Taiwan's central bank surprised the world on Thursday by cutting rates for the first time in five years and establishing a potential peak to its tightening cycle. The 12.5 basis point cut brings its benchmark discount rate to 3.5%, and comes after raising rates in the previous sixteen consecutive policy meetings since 2004 to quell inflationary pressures from rising oil and food prices. (Shaded area is recession in Taiwan.)
In the official statement, Taiwan's central bank explained, "As the risk of a slowing economy has risen and inflationary pressures are easing, we have decided to cut interest rates." Fortunately, the committee had both the CPI reading and industrial production (IP) levels from the month of August in making its decision.
A quick gander at the IP trend (see chart below) would certainly have us jumping aboard the cutting bus, keeping in mind that industry accounts for over one-quarter of the country's total economic activity. (Also please keep in mind that this manufacturing powerhouse produces 80% of the world's motherboards and 40% of the world's flat-panel displays. The latest reading for August export orders was not good, and part of the slowdown in IP is a direct result of the world economy demanding less of Taiwan's integral computer and electronic hardware. August export orders rose yoy at the slowest pace in more than five years, and fell for the first time in six years to Taiwan's largest export market - China.)

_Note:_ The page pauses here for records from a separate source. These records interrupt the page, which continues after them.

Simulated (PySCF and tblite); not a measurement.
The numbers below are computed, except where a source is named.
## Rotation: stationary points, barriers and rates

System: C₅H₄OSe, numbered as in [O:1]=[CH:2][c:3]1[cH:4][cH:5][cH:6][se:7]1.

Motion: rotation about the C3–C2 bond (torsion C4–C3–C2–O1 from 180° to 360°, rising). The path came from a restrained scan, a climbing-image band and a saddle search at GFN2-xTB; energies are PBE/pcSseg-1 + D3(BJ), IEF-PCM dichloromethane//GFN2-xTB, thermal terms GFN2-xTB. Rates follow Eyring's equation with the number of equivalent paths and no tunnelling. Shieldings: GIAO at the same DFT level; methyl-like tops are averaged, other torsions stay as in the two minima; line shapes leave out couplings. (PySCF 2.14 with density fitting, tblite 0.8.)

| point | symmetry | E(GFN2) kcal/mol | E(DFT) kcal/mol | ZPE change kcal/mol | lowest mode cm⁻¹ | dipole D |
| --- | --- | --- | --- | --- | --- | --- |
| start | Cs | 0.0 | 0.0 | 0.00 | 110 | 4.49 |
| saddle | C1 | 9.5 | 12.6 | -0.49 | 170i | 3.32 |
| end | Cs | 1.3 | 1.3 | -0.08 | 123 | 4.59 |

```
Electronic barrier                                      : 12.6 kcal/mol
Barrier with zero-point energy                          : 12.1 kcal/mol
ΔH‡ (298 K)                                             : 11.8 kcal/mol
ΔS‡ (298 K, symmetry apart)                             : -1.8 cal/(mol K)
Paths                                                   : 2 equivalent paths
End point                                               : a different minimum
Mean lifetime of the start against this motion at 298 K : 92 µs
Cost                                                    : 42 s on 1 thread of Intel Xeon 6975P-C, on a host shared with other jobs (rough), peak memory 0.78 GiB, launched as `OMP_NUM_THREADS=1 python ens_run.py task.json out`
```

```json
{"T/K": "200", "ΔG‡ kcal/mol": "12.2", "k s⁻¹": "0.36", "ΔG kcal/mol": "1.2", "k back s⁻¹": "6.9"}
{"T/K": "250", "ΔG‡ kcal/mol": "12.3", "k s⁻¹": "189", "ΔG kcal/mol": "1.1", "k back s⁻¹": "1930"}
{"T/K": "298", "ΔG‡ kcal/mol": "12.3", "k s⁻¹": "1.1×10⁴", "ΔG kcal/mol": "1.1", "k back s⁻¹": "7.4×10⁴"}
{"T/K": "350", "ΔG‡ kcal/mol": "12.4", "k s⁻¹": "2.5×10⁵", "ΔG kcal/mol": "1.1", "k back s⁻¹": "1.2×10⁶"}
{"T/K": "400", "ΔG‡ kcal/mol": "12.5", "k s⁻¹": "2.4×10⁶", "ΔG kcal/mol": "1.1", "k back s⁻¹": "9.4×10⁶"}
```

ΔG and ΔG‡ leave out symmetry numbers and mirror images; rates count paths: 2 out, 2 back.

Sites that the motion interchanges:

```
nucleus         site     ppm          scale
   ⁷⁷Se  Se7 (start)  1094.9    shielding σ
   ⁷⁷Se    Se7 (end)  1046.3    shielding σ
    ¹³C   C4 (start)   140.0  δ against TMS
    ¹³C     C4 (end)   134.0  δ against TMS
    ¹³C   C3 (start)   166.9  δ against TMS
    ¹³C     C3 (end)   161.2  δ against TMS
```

However, the August CPI reading is not so convincing. Consumer price inflation reached a 14-year high in July of 5.93% from a year earlier. August's reading of 4.78% is an obvious improvement but certainly nothing to write home about - and especially nothing to cut rates over. We would have expected the experts to wait for further inflation data to avoid the mistake of calling a false peak, especially given the resiliency of crude and food prices throughout this global slowdown.